Computerworld
Code Green fights e-mail data leaks
Network appliance aimed at small to medium businesses
Tim Greene (Network World)  14 December, 2006 13:46

Code Green Networks is introducing an appliance that can help customers protect trade secrets and meet regulations that govern the way corporations protect sensitive data.

The company's CI 1500 device searches e-mails before they are sent to off-site destinations to determine whether they contain sensitive information that should to be confined to company facilities. If so, the machine blocks the traffic and can alert users and IT security about infractions.

The appliance, which plugs into a network switch, works by hashing the data to create unique representations or fingerprints of files and segments of data content within files that have been designated sensitive. As e-mails are sent, the device performs a similar hashing of all outgoing content and compares it with the hashes of the data that it is supposed to block. If fingerprints match, the e-mail can be quarantined, blocked or re-routed via SMTP commands.

The CI appliance scans at the application layer so it can view content of files. It is deployed on the LAN side of firewalls to screen traffic before it gets on the Internet, and can scan half a million e-mails per hour, the company says. To create the fingerprints, customers give the CI 1500 rights to log on to servers containing the sensitive data, and the machine automatically hashes it.

With the appliance, users can set detailed policies on blocking data. For instance, if certain sensitive information is to be made public on a certain date, the device can block e-mails containing that content until that date, but allow them afterwards.

In addition to blocking sensitive e-mails, the device can compare bodies of data to find related information. It could, for example, compare student papers to a body of known works to detect plagiarism. It could also be used to compare source code for programs as a way to detect software copyrights, the company says.

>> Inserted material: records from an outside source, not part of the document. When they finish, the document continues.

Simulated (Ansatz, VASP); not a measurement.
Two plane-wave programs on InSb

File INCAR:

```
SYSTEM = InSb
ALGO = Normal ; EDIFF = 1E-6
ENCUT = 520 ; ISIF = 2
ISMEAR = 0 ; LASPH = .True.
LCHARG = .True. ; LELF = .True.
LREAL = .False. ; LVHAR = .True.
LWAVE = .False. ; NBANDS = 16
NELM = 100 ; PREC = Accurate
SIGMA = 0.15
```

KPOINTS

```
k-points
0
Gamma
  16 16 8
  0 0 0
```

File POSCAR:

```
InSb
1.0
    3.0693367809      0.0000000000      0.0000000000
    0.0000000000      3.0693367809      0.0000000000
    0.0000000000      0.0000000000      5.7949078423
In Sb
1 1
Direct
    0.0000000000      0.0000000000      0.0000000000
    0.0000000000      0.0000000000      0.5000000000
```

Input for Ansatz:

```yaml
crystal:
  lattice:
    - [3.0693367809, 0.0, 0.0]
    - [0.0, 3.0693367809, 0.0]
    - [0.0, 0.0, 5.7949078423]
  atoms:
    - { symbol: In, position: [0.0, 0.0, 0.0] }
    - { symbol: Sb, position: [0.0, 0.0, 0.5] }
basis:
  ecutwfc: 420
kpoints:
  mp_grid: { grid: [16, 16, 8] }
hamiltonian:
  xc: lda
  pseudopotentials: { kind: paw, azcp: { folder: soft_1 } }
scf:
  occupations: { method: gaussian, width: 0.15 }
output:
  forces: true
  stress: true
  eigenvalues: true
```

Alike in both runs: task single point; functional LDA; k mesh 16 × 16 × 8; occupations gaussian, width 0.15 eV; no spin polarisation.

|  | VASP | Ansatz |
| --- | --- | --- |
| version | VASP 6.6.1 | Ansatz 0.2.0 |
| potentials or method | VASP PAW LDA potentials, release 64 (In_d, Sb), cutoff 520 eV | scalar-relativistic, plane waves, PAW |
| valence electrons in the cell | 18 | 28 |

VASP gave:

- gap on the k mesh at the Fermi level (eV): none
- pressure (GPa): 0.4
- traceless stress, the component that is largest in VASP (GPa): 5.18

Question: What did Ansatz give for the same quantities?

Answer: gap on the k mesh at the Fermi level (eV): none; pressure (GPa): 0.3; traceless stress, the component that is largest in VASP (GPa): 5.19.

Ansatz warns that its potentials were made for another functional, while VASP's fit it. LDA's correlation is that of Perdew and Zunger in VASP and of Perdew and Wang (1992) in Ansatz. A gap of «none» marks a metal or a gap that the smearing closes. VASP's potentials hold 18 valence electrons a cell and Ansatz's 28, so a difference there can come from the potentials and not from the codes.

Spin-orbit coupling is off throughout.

The company competes against the PortAuthority, Tablus and Reconnex, says Charlotte Dunlap, an analyst with Current Analysis. Code Green is different in that it has designed appliances specifically for small to midsize businesses, she says, whereas the others aim at larger customers and off products that can cost four times as much.

CI 1500 costs US$25,000 with a 250-user license, US$50,000 for a 1,000-user license and US$100,000 for unlimited users.